1

I have a Rails application that has a Document with the flag available. The document is uploaded to an external server where it is not immediately available (takes time to propogate). What I'd like to do is poll the availability and update the model when available.

I'm looking for the most performant solution for this process (service does not offer callbacks):

  1. Document is uploaded to app
  2. app uploads to external server
  3. app polls url (http://external.server.com/document.pdf) until available
  4. app updates model Document.available = true

I'm stuck on 3. I'm already using sidekiq in my project. Is that an option, or should I use a completely different approach (cron job).

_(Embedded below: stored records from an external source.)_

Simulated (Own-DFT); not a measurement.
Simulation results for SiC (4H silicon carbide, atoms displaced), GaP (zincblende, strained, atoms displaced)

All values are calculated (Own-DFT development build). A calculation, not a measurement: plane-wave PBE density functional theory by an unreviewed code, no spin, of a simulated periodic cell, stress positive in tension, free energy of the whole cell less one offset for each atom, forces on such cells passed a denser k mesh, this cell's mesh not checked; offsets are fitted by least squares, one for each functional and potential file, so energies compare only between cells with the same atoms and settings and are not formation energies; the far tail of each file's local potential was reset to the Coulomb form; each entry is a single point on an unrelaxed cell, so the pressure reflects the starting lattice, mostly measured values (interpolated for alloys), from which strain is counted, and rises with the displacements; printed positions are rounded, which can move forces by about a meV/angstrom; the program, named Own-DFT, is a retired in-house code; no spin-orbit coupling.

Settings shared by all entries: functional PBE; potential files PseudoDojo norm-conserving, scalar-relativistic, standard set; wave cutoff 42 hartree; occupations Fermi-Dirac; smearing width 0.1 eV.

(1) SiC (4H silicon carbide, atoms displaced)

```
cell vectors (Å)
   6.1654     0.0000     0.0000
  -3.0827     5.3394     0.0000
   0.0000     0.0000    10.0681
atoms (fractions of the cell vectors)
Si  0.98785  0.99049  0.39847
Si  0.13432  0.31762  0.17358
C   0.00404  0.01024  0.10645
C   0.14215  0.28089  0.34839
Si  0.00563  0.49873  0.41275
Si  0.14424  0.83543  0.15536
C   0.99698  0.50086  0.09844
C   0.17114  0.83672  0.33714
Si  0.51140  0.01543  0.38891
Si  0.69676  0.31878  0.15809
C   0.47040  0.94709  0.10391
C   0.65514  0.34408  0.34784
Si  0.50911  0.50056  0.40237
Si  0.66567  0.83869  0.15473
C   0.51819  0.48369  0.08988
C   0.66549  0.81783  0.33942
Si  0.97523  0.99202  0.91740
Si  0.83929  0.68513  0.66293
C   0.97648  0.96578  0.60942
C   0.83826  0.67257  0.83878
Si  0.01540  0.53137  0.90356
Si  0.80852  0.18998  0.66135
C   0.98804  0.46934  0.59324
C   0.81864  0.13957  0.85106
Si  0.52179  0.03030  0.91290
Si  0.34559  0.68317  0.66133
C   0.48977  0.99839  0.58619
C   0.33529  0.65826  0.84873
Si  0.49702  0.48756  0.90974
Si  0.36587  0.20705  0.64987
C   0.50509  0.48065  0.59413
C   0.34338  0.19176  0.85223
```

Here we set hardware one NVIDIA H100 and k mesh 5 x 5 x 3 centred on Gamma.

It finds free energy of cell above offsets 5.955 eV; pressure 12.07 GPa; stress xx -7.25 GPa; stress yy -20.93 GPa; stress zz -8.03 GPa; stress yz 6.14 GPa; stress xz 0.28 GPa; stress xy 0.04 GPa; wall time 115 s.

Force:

Documents will be uploaded all the time and so it seems relevant to first poll the database/redis to check for Documents which are not available.

Damien Roche
  • 13,189
  • 18
  • 68
  • 96

1 Answers1

0

See this answer: Making HTTP HEAD request with timeout in Ruby

Basically you set up a HEAD request for the known url and then asynchronously loop until you get a 200 back (with a 5 second delay between iterations, or whatever).

Do this from your controller after the document is uploaded:

Document.delay.poll_for_finished(@document.id)

And then in your document model:

def self.poll_for_finished(document_id)
  document = Document.find(document_id)
  # make sure the document exists and should be polled for
  return unless document.continue_polling?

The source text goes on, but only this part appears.